NEW DELHI -- In the ballroom of a five-star hotel here, executives from Lockheed Martin, the world's biggest arms supplier, threw a candlelight reception one recent night to woo Indian defense experts as their country embarks on a major military shopping spree.

India plans to spend an estimated $100 billion on defense over the next decade to modernize its Soviet-era arsenal. With its growing military footprint, India is steering away from traditional ally Russia, its main weapons supplier, and looking toward the United States to help upgrade its weapons systems and troop gear.

As the world's largest democracy, India is seen as the most dependable U.S. ally. But India's expanding military ambitions, and the U.S. role in selling this nuclear-armed nation more firepower, is starting to worry its neighbors, especially perennial rival Pakistan. India also has ongoing border disputes with another Asian giant, China, which defeated it in a short 1962 war.

"This increase in India's military spending is seen with rising anxiety here in Pakistan," said Hasan-Askari Rizvi, a leading defense analyst in Pakistan, which receives substantial U.S. military assistance in its fight against Taliban insurgents in the country's northwest. "As long as India builds pressure on Pakistan militarily, Pakistan won't move troops to fight the Taliban, period. In the future, there could potentially be a situation like the 1965 war between India and Pakistan, where both used American weapons against each other."

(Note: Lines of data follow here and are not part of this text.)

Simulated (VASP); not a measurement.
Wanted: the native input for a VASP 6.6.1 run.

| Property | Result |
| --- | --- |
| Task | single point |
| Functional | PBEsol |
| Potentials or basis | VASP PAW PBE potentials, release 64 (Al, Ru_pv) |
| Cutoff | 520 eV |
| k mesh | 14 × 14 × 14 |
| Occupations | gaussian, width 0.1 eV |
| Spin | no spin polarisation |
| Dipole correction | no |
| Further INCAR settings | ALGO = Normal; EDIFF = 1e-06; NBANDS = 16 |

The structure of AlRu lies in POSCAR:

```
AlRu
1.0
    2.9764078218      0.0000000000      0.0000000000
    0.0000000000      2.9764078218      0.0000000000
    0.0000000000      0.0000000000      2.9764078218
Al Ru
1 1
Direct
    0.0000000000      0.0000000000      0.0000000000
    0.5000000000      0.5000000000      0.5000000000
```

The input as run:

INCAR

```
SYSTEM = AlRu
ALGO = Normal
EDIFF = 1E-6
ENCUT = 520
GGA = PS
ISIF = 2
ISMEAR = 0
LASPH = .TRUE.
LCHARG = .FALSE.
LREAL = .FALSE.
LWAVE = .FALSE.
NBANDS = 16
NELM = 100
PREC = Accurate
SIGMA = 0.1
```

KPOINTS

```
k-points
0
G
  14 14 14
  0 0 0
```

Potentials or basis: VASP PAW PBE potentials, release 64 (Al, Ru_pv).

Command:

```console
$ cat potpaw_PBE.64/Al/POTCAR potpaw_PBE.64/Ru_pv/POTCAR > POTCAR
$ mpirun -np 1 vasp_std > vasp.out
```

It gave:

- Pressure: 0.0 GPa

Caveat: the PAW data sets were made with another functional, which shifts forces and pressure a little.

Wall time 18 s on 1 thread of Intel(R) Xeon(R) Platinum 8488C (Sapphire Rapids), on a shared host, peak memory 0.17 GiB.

India is pushing the Obama administration to ease the acquisition of U.S. weapons and technology. Already this year, a high-level U.S. government group cleared the way for Lockheed and Boeing to offer India cutting-edge radar technology for fighter jets. At the U.S. Embassy in New Delhi, defense contractors such as Northrop Grumman are sponsoring little league baseball teams

About 70 percent of India's military equipment comes from Russia, said Sitanshu Kar, a spokesman for the Indian Defense Ministry. But some Indian officials have complained about the quality and cost of Russian equipment and have advocated a shift to U.S. suppliers.

"We've had a long-standing relationship with Russia. But that's changing now," Kar said.